HERE IS EVERYTHING YOU NEED TO KNOW ABOUT THE CAUVERY DISPUTE

With the Cauvery issue heating up in Karnataka, there has been a lot of discomfort in the state and Bangalore, the city so green and well known for its peaceful life has been crumbling with curfews and violent protests. This is the only dispute that still persists in the country from before the days of Independence.

HERE IS WHAT THE DISPUTE IS ALL ABOUT:

The Cauvery river originates in Kodagu district of Karnataka. It flows into Tamil Nadu and reaches the Bay of Bengal at Poompuhar. Some parts of three South Indian states, Tamil Nadu, Kerala, and Karnataka and Pondicherry lie in the Cauvery river basin. The legal dispute first originated through the agreements signed in 1892 and 1924 between the state of Mysore and the Madras Presidency. After an order from the Supreme Court, the Centre constituted the Cauvery Water Disputes Tribunal (CWDT) in 1990 to resolve the dispute. The tribunal gave Tamil Nadu 205 thousand million cubic feet in an interim order in 1991.

 

In 2007, the tribunal declared its final award that the state of Tamil Nadu should receive 419 thousand million cubic feet of water, more than double the amount mentioned in the interim order. The verdict required Karnataka to release 192 thousand million cubic feet of water to Tamil Nadu in ten monthly installments every year. The Centre made the notification of the award public only in 2013, after the Supreme Court ordered it do so. Before the order in 2007, Tamil Nadu had asked for 562 thousand million cubic feet which was approximately three-fourths of the water available in the Cauvery basin and Karnataka had asked for 465 thousand million cubic feet which was around two-thirds of the available water.

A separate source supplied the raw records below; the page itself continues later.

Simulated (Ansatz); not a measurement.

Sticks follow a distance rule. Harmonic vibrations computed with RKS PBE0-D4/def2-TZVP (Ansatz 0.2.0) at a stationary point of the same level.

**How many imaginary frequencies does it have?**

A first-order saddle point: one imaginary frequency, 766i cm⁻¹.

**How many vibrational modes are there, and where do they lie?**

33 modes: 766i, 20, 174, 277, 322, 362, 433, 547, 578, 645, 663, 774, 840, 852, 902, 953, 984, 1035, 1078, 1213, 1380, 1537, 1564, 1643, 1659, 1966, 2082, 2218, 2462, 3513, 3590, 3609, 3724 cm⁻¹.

This August, the Tamil Nadu government said that there was a deficit of 50.0052 thousand million cubic feet of water released from Karnataka reservoirs, with respect to the minimum limit directed by the CDWT. The Karnataka government said it wouldn’t be able to release any more Cauvery water because low rainfall during the monsoon had left its reservoirs half-empty. Tamil Nadu then sought the apex court’s intervention saying its farmers needed the water to begin cultivating samba crops. On 5th September, the Supreme Court ordered the Karnataka government to release 15,000 cusecs of water a day for 10 days, to Tamil Nadu. This order triggered violent protests and bandhs in Karnataka. VIVASEX. Farmers there said they didn’t have enough water for their own farms. Properties in Tamil Nadu were also damaged.

 

On this account, Karnataka Chief Minister Siddaramaiah wrote to the PM Narendra Modi on 9th September saying that releasing 15,000 cusecs of Cauvery water would totally deprive Bengaluru of the river’s basin of drinking water. He also said that the prolonged unrest would hurt the state’s IT sector, and noted that even the state BJP had asked his government not to implement the Supreme Court’s order.

 

On Monday, the Karnataka government filed a plea to the Supreme Court. The Karnataka government requested the apex court to suspend its order directing it to release Cauvery water to Tamil Nadu, because the latter isn’t having a water crisis. The Karnataka government told the court that the agony claimed by Tamil Nadu on the water crisis doesn’t exist and the Supreme Court refused to suspend that order. This reduced the amount of water Karnataka has to release to Tamil Nadu, to 12,000 cusecs a day from 15,000 cusecs a day, and directed it to release the water until 20th September. While this was happening, the apex court expressed its displeasure on the Karnataka government for not implementing its order.

“Citizen and the executive of this country have to accept and obey the order of the SC unless it is modified. If the court passes an order, either comply or come for modification. People cannot take law into their hand,” Justice Dipak Misra said.

LATEST UPDATE:

An attack took place in the early hours of Monday as a mob belonging to a pro-Tamil outfit hurled six petrol bombs at the New Woodlands Hotel on Dr Radhakrishnan Salai. Within hours, at least 60 buses and trucks bearing Tamil Nadu registration numbers were set on fire in Bengaluru, Mysore, Mandya, Chitradurga and Dharwad districts and their crew beaten up.

Last night, mobs were seen burning Tamil Nadu registered trucks and buses in Bengaluru and on a highway to Mysore and protesters also vandalized public property, including shops.

Soon, mobs took over the streets in western and southern parts of Bengaluru, indulging in arson and rioting while cops helplessly appealed for peace on Twitter.

Prime Minister Narendra Modi is pained by this unsettling dispute and he urged sensitivity and restraint.